As you may know, every month this year I’m going to pick something to focus on, depending on what I feel I need during that particular month. For January, it was a no-brainer. Slow Down.

The past few months have been busy, both at home and at work, and I realized that most of my life these days has been a blur. Well, I intend to change that going into the New Year.  Sure, I want to do EVERYTHING but I also want to savor time. Enjoy the slowness. Stop racing around.

One of the things I’ve given up while trying to be more productive is reading fiction. I used to read everything I could get my hands on but these days I mainly read nonfiction since I host the nonfiction book club at work. Or, I watch a lot of movies at home, since I can paint at the same time!
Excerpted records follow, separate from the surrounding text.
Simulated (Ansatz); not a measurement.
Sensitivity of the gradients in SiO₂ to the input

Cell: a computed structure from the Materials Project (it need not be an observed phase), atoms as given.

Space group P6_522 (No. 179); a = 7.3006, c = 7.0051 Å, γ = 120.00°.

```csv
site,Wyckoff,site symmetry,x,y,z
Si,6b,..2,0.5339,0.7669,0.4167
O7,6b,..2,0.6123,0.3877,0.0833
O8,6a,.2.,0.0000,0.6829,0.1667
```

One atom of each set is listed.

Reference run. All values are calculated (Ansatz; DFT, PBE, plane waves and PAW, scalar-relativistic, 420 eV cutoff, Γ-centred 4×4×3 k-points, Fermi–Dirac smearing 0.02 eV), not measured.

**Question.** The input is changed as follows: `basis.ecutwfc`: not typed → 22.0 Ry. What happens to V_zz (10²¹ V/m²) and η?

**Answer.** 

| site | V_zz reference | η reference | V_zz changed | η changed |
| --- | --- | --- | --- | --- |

But you can lose yourself in a good book. You can travel to distant lands, meet fascinating people, solve mysteries, laugh, cry, love, hate. All of this can happen in a good book. You also slow down time – the world might rush by but within those pages you have no appointments to keep, bills to pay, or concerns to face. I’ve been avoiding good stories because I feel I’m just too busy to sit down and read. I think, however, that when you FEEL as if you’re too busy, then that’s when you most need to take that time to read. Even if it’s a few pages every night. TVs are loud and too stimulating. Books are quiet – in our world, we NEED quiet – and, by forcing you to rely on your imagination, great creativity boosters as well.

This year, I resolved to read more for pleasure and, as fate would have it, over the holidays I got an advanced copy of Swimming Lessons by Claire Fuller (Tin House Books.) When this book first came out in hardcover, I was actually so enamored of the beautiful cover art that I made a chalkboard sign inspired by it for our store display.

And the paperback version is just as gorgeous! The palette is very similar but with darker tones. Yet again I was inspired and this time, created a painting to evoke not only the loveliness of the cover but also the captivating, dark beauty of the story itself.

Have you read anything by Claire Fuller yet? If you haven’t, well then you simply must. I’m in cozy, nesting mode for winter right now – surrounded by introspective gray skies and moody, drizzly Pacific Northwest weather. Perfect weather, in fact, for reading Claire’s book ; filled with dark family secrets, the pain of the unfulfilled life, and some of the most lyrically breathtaking prose you’ll ever read.

Here’s a particularly resonant passage (page 265, paperback)

“The world had become harder, more abrasive; sheets scratched, clothes irritated, and people feared. It was when I was underwater or in the garden that I felt relief. But precise moments of grief, like the pangs of childbirth, are hard to recall after ththe most intense pain has passed: nature’s trick to ensure we survive and continue to reproduce.”

Wasn’t that just gorgeous? I’m not going to give anything away but if you like piecing things together, uncovering different perspectives of the same shared experience, and leaving a book wiser and more emotionally aware than you when you started reading it, then this is definitely the book for you.

“To slow down is to be taken into the soul of things.” – Terry Tempest Williams.

This new year, I resolve to take time off and go on more picnics!! But seriously, as I look back on the past few months, I realize what a blur they have been. As social a job as I have, I am, at heart, an introvert – and love nothing more than being cozy and quiet at home, curled up with something good to read or working on a craft project. Perhaps even spending a few hours by the water, watching the waves break and the ducks play. I love the outgoing parts of my life too but this year I’m prioritizing more quiet time as well. It’s important, not just for introverts, to slow down, turn off the constant noise we are all exposed to today, and recharge.

We let our phones recharge. Our batteries recharge. Parents impose routines and limits on their children to ensure that the kids get rest and don’t get burned out on the demands of life. Shouldn’t we give ourselves the same care as well?